Hi,
I have a model of the following form:
# in the following,
# the_obs is a (2250,) 1D-vector and P & C are (2250,2250) matrices
# they are all computes before the following model definition.
def model(the_obs=None):
# define priors with Uniform and Normal distribution
var0 = numpyro.sample('var0',dist.Uniform(-5,5)) # this is an example
...
var20= numpyro.sample('var20',dist.Norm(0,5)) # this is an example
signal = my_func(var0,...,var20) # a complex external function
# then the likelihood
return numpyro.sample('obs', dist.MultivariateNormal(signal,
precision_matrix=P,
covariance_matrix=C), obs=the_obs)
Then, whiling to perform a SVI with a MultivariateNormal approx., I do
guide = autoguide.AutoMultivariateNormal(model_spl, init_loc_fn=numpyro.infer.init_to_median())
optimizer = numpyro.optim.Adam(5e-3)
svi = SVI(model, guide,optimizer,loss=Trace_ELBO())

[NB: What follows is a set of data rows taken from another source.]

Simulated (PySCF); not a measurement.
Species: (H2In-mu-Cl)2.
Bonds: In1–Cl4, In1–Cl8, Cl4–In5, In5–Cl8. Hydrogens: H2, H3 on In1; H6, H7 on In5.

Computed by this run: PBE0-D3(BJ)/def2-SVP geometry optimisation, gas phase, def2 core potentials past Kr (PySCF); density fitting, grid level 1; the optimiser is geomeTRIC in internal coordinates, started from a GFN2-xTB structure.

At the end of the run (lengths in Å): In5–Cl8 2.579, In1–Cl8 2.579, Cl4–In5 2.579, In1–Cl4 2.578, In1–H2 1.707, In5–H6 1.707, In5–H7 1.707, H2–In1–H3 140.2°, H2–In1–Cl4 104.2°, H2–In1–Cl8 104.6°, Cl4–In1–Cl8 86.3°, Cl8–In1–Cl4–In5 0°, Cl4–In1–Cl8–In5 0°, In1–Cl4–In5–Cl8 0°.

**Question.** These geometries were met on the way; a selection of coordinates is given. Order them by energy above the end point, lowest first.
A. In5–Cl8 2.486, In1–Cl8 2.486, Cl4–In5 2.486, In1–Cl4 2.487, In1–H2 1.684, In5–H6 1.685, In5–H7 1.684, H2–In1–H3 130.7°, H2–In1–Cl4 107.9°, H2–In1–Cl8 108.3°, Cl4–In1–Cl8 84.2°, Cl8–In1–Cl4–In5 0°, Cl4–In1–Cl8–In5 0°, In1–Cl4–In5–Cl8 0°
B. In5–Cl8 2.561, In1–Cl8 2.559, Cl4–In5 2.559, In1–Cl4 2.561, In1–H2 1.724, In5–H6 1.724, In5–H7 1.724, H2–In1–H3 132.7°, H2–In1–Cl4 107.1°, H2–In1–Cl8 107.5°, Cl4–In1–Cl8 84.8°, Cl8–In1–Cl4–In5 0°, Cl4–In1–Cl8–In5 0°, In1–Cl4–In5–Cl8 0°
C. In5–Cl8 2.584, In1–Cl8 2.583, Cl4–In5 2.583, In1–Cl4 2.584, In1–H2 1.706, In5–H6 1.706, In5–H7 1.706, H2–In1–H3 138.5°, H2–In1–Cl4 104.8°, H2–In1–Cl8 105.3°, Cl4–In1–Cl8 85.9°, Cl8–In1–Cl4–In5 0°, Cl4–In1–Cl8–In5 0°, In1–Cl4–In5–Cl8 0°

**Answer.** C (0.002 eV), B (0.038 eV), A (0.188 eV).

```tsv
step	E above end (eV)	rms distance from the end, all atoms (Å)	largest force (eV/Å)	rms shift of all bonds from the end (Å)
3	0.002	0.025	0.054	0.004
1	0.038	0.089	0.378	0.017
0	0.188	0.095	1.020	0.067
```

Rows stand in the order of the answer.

svi_result = svi.run(jax.random.PRNGKey(0), 1000, the_obs)
samples = guide.sample_posterior(jax.random.PRNGKey(1), svi_result.params, sample_shape=(8000,))
The problem is that I was not satisfied of the result with the sampling leading to means of var0 to var20 deconnected to the true values that was used to compute the_obs and Cand P. Digging, to tackle a bug, I realize that the covariant matrix C is singular: ie. its rank computed thanks to
np.linalg.matrix_rank(C)
2157
So rank=2157 is smaller than the dimension =2250. So, the determinant of C is 0.0 (this is the result of np.linalg.det), although one can compute its inverse (ie. pseudo-) leading to P-matrix, and also the Cholesky decomposition trough np.linalg.Cholesky leads to a matrix those determinant is also 0.0.
My questions:
- does the singularity of
Cmay be the source of SVI MVN convergence behaviour? - is there a way to encompass this singularity problem?